The gorgon version of me is both feline and ophidian, a creature of earth and stone (visual reference: this picture). Gnomic and obscure, she’s focused on her creative and investigative work, avoiding the dominant culture because interacting with it would be a time-consuming tedium unworthy of her attention. Unlike the xenokitty, she is uninterested in explaining herself. Instead of an explorer, she is a hermit — like the gorgons or their siblings the Graeae, not a particularly safe one to seek out. She can be found, but the kind of person capable of finding her is already halfway outside of the orthodox world. Finding her may result in the seeker’s transformation.

The triangulation mentioned earlier with the Maenads is particularly fruitful with the Gorgons of Greek myth. As with the Maenads, the various accounts we have come to us through men, but unlike them, one account is distinctly strongest and foremost: the Perseus myth. In it, Perseus feuds with King Polydectes, who sends him to dispatch Medusa in the expectation that the Gorgons' petrifying abilities will result in Perseus' death: instead, with help from Athena, Perseus shields himself from petrification, beheads Medusa, and uses her severed head to petrify several other men in various tales. What would Medusa and her sisters have to say for themselves?

To me, the Perseus story has some very familiar elements. I can read the Gorgons as women whose appearances stunned the men of their world, leaving them unable to process what they beheld, paralyzed by something about these women that they were deeply afraid of: a metaphorical petrification. These men reacted with violence. Perseus' story includes not only his aid from Athena, but his coercing aid from the Graeae and the Hesperides. He seeks out the Gorgons, inflicts deadly violence on them, and uses the result of this violence to raise his status among other men. Even in death, Medusa is denied her own account: Perseus' account goes unchallenged and gives him much glory. It is a very small extrapolation to say that Perseus exploits the Gorgons: instead of having their own voices, Perseus' voice is substituted for theirs in a way that gains Perseus great worldly profit (on top of the harm he inflicted in his encounter with them).
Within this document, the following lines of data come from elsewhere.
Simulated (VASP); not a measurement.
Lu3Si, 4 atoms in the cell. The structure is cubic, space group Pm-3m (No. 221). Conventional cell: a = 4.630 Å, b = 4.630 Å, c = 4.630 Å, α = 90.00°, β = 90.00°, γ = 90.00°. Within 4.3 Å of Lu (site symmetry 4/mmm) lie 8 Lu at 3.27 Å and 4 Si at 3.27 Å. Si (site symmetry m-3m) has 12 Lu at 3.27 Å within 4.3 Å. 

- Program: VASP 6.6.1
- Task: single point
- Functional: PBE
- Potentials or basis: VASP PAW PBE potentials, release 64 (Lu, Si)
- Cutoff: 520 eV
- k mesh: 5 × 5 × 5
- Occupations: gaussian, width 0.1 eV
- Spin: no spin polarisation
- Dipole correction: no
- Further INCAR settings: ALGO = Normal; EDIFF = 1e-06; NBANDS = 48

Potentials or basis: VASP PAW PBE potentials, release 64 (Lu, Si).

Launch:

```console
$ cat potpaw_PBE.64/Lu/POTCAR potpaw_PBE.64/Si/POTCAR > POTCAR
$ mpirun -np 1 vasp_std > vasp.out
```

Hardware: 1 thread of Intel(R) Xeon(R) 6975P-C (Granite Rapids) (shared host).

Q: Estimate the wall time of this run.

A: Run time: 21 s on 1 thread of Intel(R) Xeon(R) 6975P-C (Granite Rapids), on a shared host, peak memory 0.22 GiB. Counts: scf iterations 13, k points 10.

When we look at the story this way, trans people, women, and queer people can’t help but recognize our own collective experiences. Many are the men who have reacted to our appearance with violence, and then sought to justify the violence by claiming that we are a danger to them. Many are the men who have sought us out and then interposed themselves between us and others, silencing us by claiming to speak for us and collecting profits for their speech. Many are the men who have done us harm without even acknowledging us, like Perseus and the Graeae/Hesperides, on their way to work some harm on our siblings. Many, too, are the men who regard their desires as more important than our autonomy: even though the author of How To Talk does a smaller harm than the deadly violence Perseus used, they are on the same continuum.

In gorgon mode, I turn my face from the world that calls me dangerous and worthy of deadly aggression. I am a calm recluse, focused on my creative work: I am unconcerned with being understood by the “civilized” world. I expect that my body, my desires, and my self will be incomprehensible to them, and I proudly become an enigma. When people receptive to my work find me, I welcome them, but I make no effort to be easy to understand or find (rather, the opposite). Keeping in solidarity with Medusa, a tragically slain sibling, I stay mindful of the violence that may be enacted against me based on my appearance, and do what work I can to shield myself against it.

Like anyone else in a marginalized community, I sometimes resist the mechanisms of marginalization in ways the external world can see, but I don’t always have the energy, desire, or freedom to do so. Together, these three alternate selves are extremely helpful to my internal resistance. They give me strength to reject the demand that I internally submit to marginalization by regarding myself as deserving to be treated as less than a person. Importantly, the archetypes that work for me aren’t the only ones. I’m acquainted with genies (tapping into the juxtaposition of power and powerlessness as a way to grapple with heteronormativity’s paradoxical accounts of women’s sexuality), with fae (alien creatures, beautiful and dangerous), and with robots (extending the idea of our bodies as artificial to explore the possibilities of truly being able to choose an embodiment). There are many, many monsters to choose from. Go, and become monstrous.

  1. Ursula Vernon’s “This Vote Is Legally Binding” is also wonderful, but does not contain monsters.

  2. They generously invited me to contribute, but “meet a deadline” is by a pretty wide margin my worst skill as a writer. Sorry, Lucian!

  3. My favorite example of these narratives' strength comes from a post by Fred Clark: “Ask most people, ‘Do you believe in vampires?’ and they will answer No. But ask those same people if vampires can be killed with a wooden stake and they’ll tell you Yes.” Even when we deny the literal truth of stories, they have important effects on us.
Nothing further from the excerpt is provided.